Meschke said they will be building a “vaping hut” outside with heaters to take the chill off for customers.
Flavors include cigar- and tobacco-based flavors, applewood and Kentucky bourbon flavors, as well as a variety of herb-based flavors. And there is a wide variety of more exotic and sweet tastes with names such as snickerdoodle cookie, ambrosia and strawberry hill.
The sweet-flavored juices have led critics of e-cigarettes to accuse the industry of trying to attract children to use the products. Critics also say that too little is known about the health effects of e-cigarettes and the nicotine they contain.
Meschke said the store only sells to those age 18 or older and checks IDs.
“People get a little shot of nicotine without all the chemicals and second-hand smoke.” And, he said, many customers say that having the device in hand and puffing on it — even if they are down to little or no nicotine content in the juice — fulfills the psychological pleasure associated with smoking.
Overwhelmingly, he said, customers tell him they want to try the e-cigarettes because they want to quit tobacco.
Still, the store does not market e-cigarettes as devices to quit smoking. That's because the rules surrounding e-cigarettes are still unclear and being reviewed by the Food and Drug Administration and others.
As for the sweet flavors, Meschke said customers like the variety and finding flavors they enjoy. “It’s just as likely a guy will get watermelon (flavor) as a woman. There’s no gender difference.”
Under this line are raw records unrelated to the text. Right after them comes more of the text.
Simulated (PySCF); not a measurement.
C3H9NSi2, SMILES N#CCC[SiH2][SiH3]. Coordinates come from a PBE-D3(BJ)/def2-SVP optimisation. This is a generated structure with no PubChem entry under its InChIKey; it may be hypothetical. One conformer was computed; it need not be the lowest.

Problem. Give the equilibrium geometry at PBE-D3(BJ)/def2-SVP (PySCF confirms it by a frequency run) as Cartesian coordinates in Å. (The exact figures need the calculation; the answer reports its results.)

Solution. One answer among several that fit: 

And Meschke said the cost savings of e-cigarettes compared to tobacco are staggering. The store’s 30-milliliter bottle (about 1 ounce) of juice sells for $17.95. “That’ equals 2 1/2 cartons of cigarettes. It’s a tenth the cost of smoking.”
While many cities have been moving to treat e-cigarettes the same as tobacco and with Congress and states asking for the Food and Drug Administration to quickly restrict the sale of e-cigarettes, the potential risks versus possible benefits remains an open question.